Examine your front bottom, in detail. You’re going to sustain a bit of damage from your son when he exits from there. If you don’t know what it looks like now, you’ll never know if champion sewer ‘Linda’ is as good as your midwife says she is.
Ah and before I forget. You know how everyone is telling you not to read those books on baby routines and sleep training and you’re ignoring them. Don’t read them. They’ll just make you feel useless. Let it go. You’re not. Cherish your first six months when all they want are snuggles. Breathe in the soft baby hair and enjoy the fact they want to be close to you. They are like little bear cubs. They will sleep eventually and you’ll know when the time is right to gently help them learn how to drift off to sleep alone. You’re intuitive and great at empathising – so do it with your baby too. You don’t need someone else, who isn’t you, to teach you.
Do your sums. The last thing you’re going to want is money worries. So sit down and work out how much you’re going to need when you’re off work. Also work out your income when you’re back to work but only part time. Don’t take chances on this one, you’ll thank me for it and may save yourself a whole heap of anxiety.
You think you aren’t enjoying pregnancy – admittedly, there are some shitty bits – but cherish the feel of your baby in your tummy. The way he wriggles and gently scrabbles. This one’s gentle. He’s got a sensitive soul. You can sense that already. Notice how he breathes inside you. He’ll breathe and move just like that when he’s in the world and no-one but you will really appreciate how special that is.

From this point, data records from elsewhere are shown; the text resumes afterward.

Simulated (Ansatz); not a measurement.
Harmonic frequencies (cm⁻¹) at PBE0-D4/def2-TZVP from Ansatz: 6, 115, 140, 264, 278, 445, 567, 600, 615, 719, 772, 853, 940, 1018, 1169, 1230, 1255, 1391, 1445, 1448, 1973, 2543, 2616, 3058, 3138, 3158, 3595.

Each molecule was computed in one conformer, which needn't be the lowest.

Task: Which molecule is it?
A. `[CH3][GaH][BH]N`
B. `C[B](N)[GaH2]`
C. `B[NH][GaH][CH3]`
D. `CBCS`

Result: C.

You’ve got quite some ride to come. This is only the start but sister, you’ve got this. You can do it. It won’t be easy but you can do it. Your kids will teach you so much about yourself and they’ll remind you how to have fun. They’ll make you laugh and cry and they’ll keep you awake so much that you’ll age more in then next nine years than you thought was possible. They’ll also poo everywhere. Get used to the poo.
Good luck. And remember about ‘enough’.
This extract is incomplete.